Thursday, November 04, 2010

Bull Markets: Taxi Medallions and Fine Art


1. Taxi medallions in New York City reached an all-time record high of $614,000 in October for indvidual licenses. 

2. Reuters -- "Less than two years after a precipitous fall, the art market is flexing its muscles again, emboldened by recent auction records and an influx of determined international collectors rich with cash. Hordes of wealthy new buyers, ready to spend and anxious to build collections, are injecting life into a market hard-hit by the global financial crisis, experts said.

"The whole market has changed," said Philip Hoffman, chief executive of The Fine Art Group, a London-based art investment house. "There's a huge new group from six or seven countries who are shifting the market." New collectors from Russia, India, China and Hong Kong, and Mideast wealth centers such as Qatar and Abu Dhabi have made fortunes in oil, gas or commodities such as gold, he said."

7 Comments:

At 11/05/2010 5:19 AM, Blogger sethstorm said...


Bull Markets: Fine Art

A market that only shows how far the buyer and seller are out of touch with the world around them. Doubly so for Third World/Developing countries, where the detachment from reality is obvious.

 
At 11/05/2010 6:26 AM, Blogger cluemeister said...

So the US refuses to expand drilling for natural resources in Alaska, the gulf, and offshore, so other countries fill the gap and cash in.

At least we're selling them artwork. Good jobs at good wages!

 
At 11/05/2010 7:42 AM, Blogger juandos said...

"Hordes of wealthy new buyers, ready to spend and anxious to build collections, are injecting life into a market hard-hit by the global financial crisis, experts said"...

Well that's a big 10-4!

Some guys from Ford spent $800K on a '47 Ford pick-up...:-)

 
At 11/06/2010 11:01 AM, Blogger Ron H. said...

"Some guys from Ford spent $800K on a '47 Ford pick-up...:-)"
Thanks for the link, juandos, that's one fine truck, ain't it?

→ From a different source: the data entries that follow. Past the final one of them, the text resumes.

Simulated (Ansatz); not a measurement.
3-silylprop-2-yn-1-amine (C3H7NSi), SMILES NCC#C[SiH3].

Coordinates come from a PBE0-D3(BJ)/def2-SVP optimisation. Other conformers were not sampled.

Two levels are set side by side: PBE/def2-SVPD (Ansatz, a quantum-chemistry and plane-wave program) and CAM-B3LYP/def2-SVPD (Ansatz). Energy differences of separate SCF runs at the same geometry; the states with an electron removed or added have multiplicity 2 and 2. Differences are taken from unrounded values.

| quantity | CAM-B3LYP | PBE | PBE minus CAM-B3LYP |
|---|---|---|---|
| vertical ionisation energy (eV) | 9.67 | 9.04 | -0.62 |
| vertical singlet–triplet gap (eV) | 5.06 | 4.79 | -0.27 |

And to think that it only costs $800k more that a new F350 dually.

Through loving care that '47 will probably look much like it does now, long after that dually has turned to dust.

Somehow it's hard to imagine people in 2073 drooling over a perfectly restored 2010 F350 dually.

 
At 11/06/2010 11:08 AM, Blogger Ron H. said...

"A market that only shows how far the buyer and seller are out of touch with the world around them."

"Let them eat cake!", eh, sethstorm?

Actually these folks could be very much in touch with the reality that fine art and other collectibles are a great hedge against the massive inflation that's coming right up.

 
At 11/07/2010 7:33 AM, Blogger juandos said...

"...that's one fine truck, ain't it?"...

Yes indeed, that's one pretty pick-up without a doubt...

I don't know a Cezanne from a Chagall (though both artists' works carry very hefty price tags) but I have some idea what it takes to make a classic vehicle a work of art...

"Somehow it's hard to imagine people in 2073 drooling over a perfectly restored 2010 F350 dually"...

Well you know Ron H that's a hard one to make a call on...

The other day I was watching a bit of the Barrett-Jackson auto auction (it was a repeat segment from 2007) and something called the CNN Warrior One - a ''93 Hummer' fetched $1.25 million for what should've been maybe a $40K price tag...

Its hard to say what people will spend money on...

 
At 11/07/2010 1:56 PM, Blogger Ron H. said...

"The other day I was watching a bit of the Barrett-Jackson auto auction (it was a repeat segment from 2007)"

Was that the year this was sold, or was it the next year?

This from the sales brochure:

"You, as the operator, feel the thrill of tearing a car in half, incinerating it and throwing it to the ground in flaming pieces. Buy this for your kids, your grand kids and best of all, the child in you."